The racket from pile-driving behind the Kennebec County Courthouse in Augusta — work that will eventually result in an expanded courthouse — drove a jury trial to Farmington on Wednesday.
Justice Michaela Murphy decided late Tuesday afternoon to change the venue for the criminal jury trial of Ronald C. Willey, 29, of Vassalboro, after construction noise made it hard to hear during a pre-trial session involving that case. Jurors were loaded into vans and taken to another county courthouse.
“They had a motion hearing while the pile driving was going on, and it was obvious they wouldn’t be able to have the jury concentrate on the evidence with this disruption,” acting District Attorney Alan Kelley said Wednesday morning.
As he spoke on the phone, the “bang, bang, bang” of pile driving punctuated his words. “It’s right outside my window,” he said. The work breaks off occasionally while workers make adjustments or get a new beam.
“It was obvious to everyone that the trial could not be held under these circumstances,” he said.
Kelley said it was the only time he has seen a trial moved because of construction in his 33 years as a prosecutor.
The pile-driving in Augusta is necessary to shore up Perham Street, which runs directly behind the courthouse, so a new courthouse can be built on the site of the former Crisis & Counseling Centers, which is on a steep slope.
On Tuesday, Murphy had to repeat herself several times and asked attorneys to repeat themselves during an unrelated sentencing hearing in superior court, so that victims seated at the rear of the Augusta courtroom could hear over the sound of the pistons driving the steel piles.
On Wednesday, 13 jurors selected for the Willey case reported to Kennebec County Superior Court, and then boarded two state-owned vans to ride to Franklin County Superior Court, where proceedings were expected to be more peaceful.
Moving a trial on such short notice is not simple, according to Mary Ann Lynch, government and media counsel for the Administrative Office of the Courts.
“It takes a huge, coordinated effort by many people and parties both within and outside the (judicial) branch to make this happen,” Lynch said.
“It takes the cooperation of two clerks’ offices, Augusta and Farmington, and the marshals in two courthouses. The sheriff agreed to transport, and the defense attorney and the prosecutor agreed to a change in venue. It is a testament to everyone involved that this trial could be relocated so quickly.”
She said she wasn’t sure who would pick up the cost or whether the state would foot the bill for jurors’ lunch, since they would be without personal transportation.

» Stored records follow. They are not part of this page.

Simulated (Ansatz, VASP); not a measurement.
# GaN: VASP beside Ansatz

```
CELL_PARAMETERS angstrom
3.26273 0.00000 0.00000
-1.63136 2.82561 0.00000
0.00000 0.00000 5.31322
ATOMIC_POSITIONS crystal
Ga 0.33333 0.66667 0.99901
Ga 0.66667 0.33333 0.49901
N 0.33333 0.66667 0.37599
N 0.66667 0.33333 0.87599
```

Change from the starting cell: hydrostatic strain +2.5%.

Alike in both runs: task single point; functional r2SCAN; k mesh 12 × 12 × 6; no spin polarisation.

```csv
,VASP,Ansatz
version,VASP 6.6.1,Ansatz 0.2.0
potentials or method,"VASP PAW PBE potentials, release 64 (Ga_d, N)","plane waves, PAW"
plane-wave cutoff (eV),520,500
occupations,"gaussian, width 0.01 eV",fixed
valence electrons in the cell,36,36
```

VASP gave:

The pile-driving is expected to last about a week and a half, when it will be suspended until December, when it will start up again.
About 260 45-foot piles must be driven into the ground for the footprint of the four-story court building, which is slated to open in spring 2015.
Lynch said court officials were grateful for the cooperation of everyone. It shows how law enforcement, the prosecutor, defense counsel, defendant and court personnel “put the interests of justice first and worked cooperatively to make this happen.”
Michelle Lumbert, clerk of courts in Kennebec County, said vans to transport the jurors came from the state motor pool. They were also expected to be used today, the final day of the trial.
Lumbert spent Wednesday afternoon attempting to find a courthouse and more vans to use today for a civil jury trial scheduled to begin before Justice Nancy Mills. She said Bangor was the only venue available for the three-day trial, and the lawyers for both sides told Mills they preferred to be in Augusta — noise or no. So the trial remains scheduled here.
On Wednesday, jurors in the Willey trial were to be back on board the vans by 3:30 p.m. in Farmington.
Lynch said decisions to move trials or other proceedings would be made day-to-day.
“Courtroom space is at a premium, and I am not sure what courtrooms, within a relatively short distance, are available,” she said. “And then there are the issues of marshals and clerks, so it is not a simple matter of just rearranging the deck chairs.”